* Qatar, Bahrain, Iraq crudes sell at discounts
* Ample supply, weak fuel oil margins weigh
By Florence Tan
SINGAPORE, Jan 22 (Reuters) - Some Middle East crude oil grades have fallen into discounts against their benchmarks for sales to Asia in March, a sign of a weakening market, as fuel oil margins have declined, curbing refiners’ appetites for the oil, multiple trade sources said on Monday.
March-loading Qatar Marine crude was valued at a discount of about 20 cents a barrel below its official selling price (OSP), the traders said. That is down from a premium of between 20 cents and 30 cents for February cargoes.
March-loading Banoco Arab Medium was valued at a discount of about 30 cents a barrel to its OSP, similar to the previous month, the traders said. January-loading cargoes traded at discounts of as low as 80 cents a barrel last month, they said.
Iraq’s Basra Light for February loading was valued at a discount to its OSP, the fifth month in a row it was at a discount, the traders said.
These grades, known as medium-sours, typically yield more than half of their oil product output after initial refining as residue fuel oil. The discount for fuel oil versus benchmark Dubai crude has widened by 50 percent since the start of the year.
Last week, a typical Singapore refinery lost $6 for every barrel of fuel oil they produced from Dubai crude.
The wide losses for fuel oil has depressed the spot prices for these medium-sour grades, the sources said.
Other medium-sour crudes have seen their premiums to their OSPs narrow with March-loading Upper Zakum crude trading at its smallest premium in six months, the traders said.
Prices for medium-sour crudes were at premiums last year as the production cuts by the Organization of the Petroleum Exporting Countries had focused on tightening supplies of these grades in favour of higher-priced light crudes.
Light crudes, which tend to yield higher value oil products such as middle distillates, like diesel and jet fuel, and gasoline when refined, are seeing an uptick of interest from Asian refiners with spot premiums for Russian grades rising to their highest in more than a year.
“Light grades are showing better economics because of the stronger middle distillates crack,” said a source with a North Asian refiner.
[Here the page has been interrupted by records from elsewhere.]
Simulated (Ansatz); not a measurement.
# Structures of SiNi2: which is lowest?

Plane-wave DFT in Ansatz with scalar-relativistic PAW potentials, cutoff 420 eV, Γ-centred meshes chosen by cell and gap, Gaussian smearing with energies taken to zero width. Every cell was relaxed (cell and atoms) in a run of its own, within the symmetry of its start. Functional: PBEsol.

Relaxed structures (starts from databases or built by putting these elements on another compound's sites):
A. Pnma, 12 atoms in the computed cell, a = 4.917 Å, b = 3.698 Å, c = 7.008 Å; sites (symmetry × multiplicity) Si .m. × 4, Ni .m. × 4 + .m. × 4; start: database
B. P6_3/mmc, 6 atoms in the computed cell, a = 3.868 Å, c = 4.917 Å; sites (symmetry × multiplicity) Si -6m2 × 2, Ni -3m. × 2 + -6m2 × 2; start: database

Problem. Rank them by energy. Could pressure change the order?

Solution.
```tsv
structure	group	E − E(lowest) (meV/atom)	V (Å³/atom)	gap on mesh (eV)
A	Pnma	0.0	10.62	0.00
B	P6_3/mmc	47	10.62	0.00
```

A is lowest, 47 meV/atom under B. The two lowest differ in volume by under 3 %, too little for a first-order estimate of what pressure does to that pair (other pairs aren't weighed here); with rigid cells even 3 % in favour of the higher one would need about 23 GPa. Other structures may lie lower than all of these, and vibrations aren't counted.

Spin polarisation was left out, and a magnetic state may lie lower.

Supplies of medium-sour crude to Asia have also climbed at the start of 2018. Saudi Arabia resumed normal crude supplies to Asia from January after some cuts late in the second-half of 2017.
Iraq also raised Basra crude to all-time highs in December.
Similarly, Bahrain resumed offers of Banoco Arab Medium spot cargoes in January after a two month halt, while Qatar has also bumped up al-Shaheen crude exports, traders said.